Samsung / ONE

On-device Neural Engine
Other
426 stars 151 forks source link

[onert] CPU backend getTensorShape overhead #4544

Open hseok-oh opened 3 years ago

hseok-oh commented 3 years ago

@wateret (beyond this PR)

Please note that getTensorShape overhead is significant for models which has a lot of op, no 1~2 dominant kernel. It would be good if we can remove the overhead of getTensorShape. I think the complex hierarchy hinders the compiler's optimization. Do you have any idea or suggestion?

Originally posted by @glistening in https://github.com/Samsung/ONE/pull/4538#issuecomment-705253011

wateret commented 3 years ago

It does not seem like there is a way doing it in configure. So I think reducing getTensorShape overhead is pretty much all I can come up with. To do so, we may define a raw pointer protocol for shape info.

Let me give a rough example,

Define a raw pointer format. A simple vector, size(rank) comes first. Say we have a pointer ptr with size (4 * (RANK+1) bytes).

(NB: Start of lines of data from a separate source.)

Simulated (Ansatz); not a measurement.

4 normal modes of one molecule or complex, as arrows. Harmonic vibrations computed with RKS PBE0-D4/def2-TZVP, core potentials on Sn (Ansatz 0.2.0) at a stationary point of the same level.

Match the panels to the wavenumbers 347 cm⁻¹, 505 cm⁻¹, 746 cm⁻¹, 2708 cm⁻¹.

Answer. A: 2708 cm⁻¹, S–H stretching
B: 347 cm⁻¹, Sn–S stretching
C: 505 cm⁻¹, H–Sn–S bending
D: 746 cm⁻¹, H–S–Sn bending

Then introduce void* ITensor::getRawShape(). And make cker::Shape just a wrapper of this pointer.

Plus, it might be further optimized if the pointer(void *) could be the object itself and use reinterpret_cast.

krayzemli commented 3 years ago

Since we know that cpu backend always gets backend::cpu_common::Tensor as its input, we could make a static cast for each tensor first and then get a constant reference to its _info field with a special Tensor-specific method, and use it directly. Unificating ir::Shape and cker::Shape the conversion overhead may be reduced even more.

I don't get the reason why our ITensor interface is so abstract, with an individual getter for every thing, when we could just keep some general tensor descriptor structure inside common for all tensor types and return a constant reference to it with a single call, probably even non-virtual. That is an approach used in MNN, for example.

krayzemli commented 3 years ago

Besides, getTensorShape is not the only problem which introduces tensor size specific preprocessing overhead. Since dynamic tensors are not common for neural networks, we better make some onTensorInfoChanged method in addition to configure() and make all necessary preprocessing there, including caching necessary tensor shapes. When tensor shape, data type, layout, or something like that changes, some mechanism would trigger onTensorInfoChanged method call of an affected operator before calling run()

wateret commented 3 years ago

@krayzemli

Since we know that cpu backend always gets backend::cpu_common::Tensor as its input, we could make a static cast for each tensor first and then get a constant reference to its _info field with a special Tensor-specific method, and use it directly. Unificating ir::Shape and cker::Shape the conversion overhead may be reduced even more.

Yes, that could be a way. But please also note that it gets IPortableTensor, not cpu_common::Tensor. This was introduced to support inter-backend uses of cpu-based backend tensors. But it could be changed.

I don't get the reason why our ITensor interface is so abstract, with an individual getter for every thing,

That's all because we separate backends as plugins. If we had cpu backend only, it would have been much simpler. We first started this project binding with ARM ComputeLibrary as the primary backend and then extended it to support other kernels(cpu) so we introduced abstract ITensor. It just look like ComputeLibrary's ITensor.

when we could just keep some general tensor descriptor structure inside common for all tensor types and return a constant reference to it with a single call, probably even non-virtual. That is an approach used in MNN, for example.

That's somewhat I meant by https://github.com/Samsung/ONE/issues/4544#issuecomment-705304811 , but keeping current structure. It would be great to do that with structural changes if it keeps the backend generality too.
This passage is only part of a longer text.